Leadership Blog - May 2020


Decision Making from Head to Heart

By Kyle Arlington, Superintendent of Schools


Research suggests that teachers make over 1,500 decisions each school day. I imagine leaders, parents and students probably make just as many.


Those decisions come in all sizes, as small as what entree to order or whether to send one more email before shutting down for the day. Usually, those that need to be made on the drop of a dime are not the “big ones.” The big ones usually involve vision and values. They usually tug at your heart. They usually prompt you to ask: Who am I? What do I believe in? And, they usually have a longer lead time.

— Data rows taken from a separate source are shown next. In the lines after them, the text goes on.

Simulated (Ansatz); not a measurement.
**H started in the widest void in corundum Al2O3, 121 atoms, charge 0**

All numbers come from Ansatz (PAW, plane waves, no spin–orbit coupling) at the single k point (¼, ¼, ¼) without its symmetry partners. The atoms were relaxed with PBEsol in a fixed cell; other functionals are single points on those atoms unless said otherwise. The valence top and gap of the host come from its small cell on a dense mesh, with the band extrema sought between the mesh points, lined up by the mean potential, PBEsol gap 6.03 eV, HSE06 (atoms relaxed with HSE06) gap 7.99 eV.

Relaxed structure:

I love studying decision-making; watching and learning how others engage in the decision-making process. I’ve learned we each engage in our own unique process during the time leading to a really tough decision:


  • Some mull it over.

  • Others weigh the pros and cons. (I recently read that the birth of the pros and cons list is credited to Benjamin Franklin,)

  • Like TV game show contestants, some phone a friend for advice.

  • Some get stuck in paralysis analysis.

  • Millions more pick one of an endless number of processes to make a decision.


When I was a new supervisor many years ago, the assistant superintendent thought he was giving me good advice on the first day of my leadership journey when he said, “Always do what’s in the best interests of kids and you’ll do great.” I thought to myself then, and still do now: What obvious advice. Of course! I would not have devoted myself to a helping profession, I would not have devoted myself to kids if they weren’t always my essential motivating force.


While I’ve always kept his advice with me, I’ve also learned that advice alone is too simple to use as the sole component of my decision-making process.


I’m still perfecting my process. But, with colleagues who’ve mentored and coached me over the years, and still do, I’ve tried to incorporate some guiding decision-making practices.


  • I try to zoom in and out. I look at the problem from the inside view, the close-up, zoomed-in view. I gather the best information and zoom out. What are the optics to others? What are the implications and ramifications of the decision?

  • I try to widen my options and look for a third alternative. Nothing is ever simply right or wrong, black or white. Sometimes, the best decisions live in the gray.

  • I try to answer the question: If I am wrong, what’s the fall-out?


And, I hold up my decision against the essential question: What’s best for kids?


A colleague constantly reminds me never to underestimate that vision and values matter. She reminds me that decisions should always be filtered through what we value, how we live into those values, and how we operationalize them. (She throws in a bit of astrology too, but I’m not quite there yet.)


Daily, I ask the school district’s teachers and administrators to adopt a growth mindset. I’m trying to practice what I preach, particularly around my own decision-making. It’s not fair to ask for others’ patience during my decision-making process, yet still get annoyed when my wife takes 20 minutes to decide her restaurant order. I can’t turn up my nose at those who make the easy decision over the right one. If I did, my hypocrisy would shine through when I let my daughter watch her third PJ Masks episode just to get some quiet time to send a few more emails.


We’re all pencil sketches, not oil paintings. We’re all works in progress.


I pledge to our school community not only to be thoughtful in the decisions that I make, but thoughtful in how I make them, too.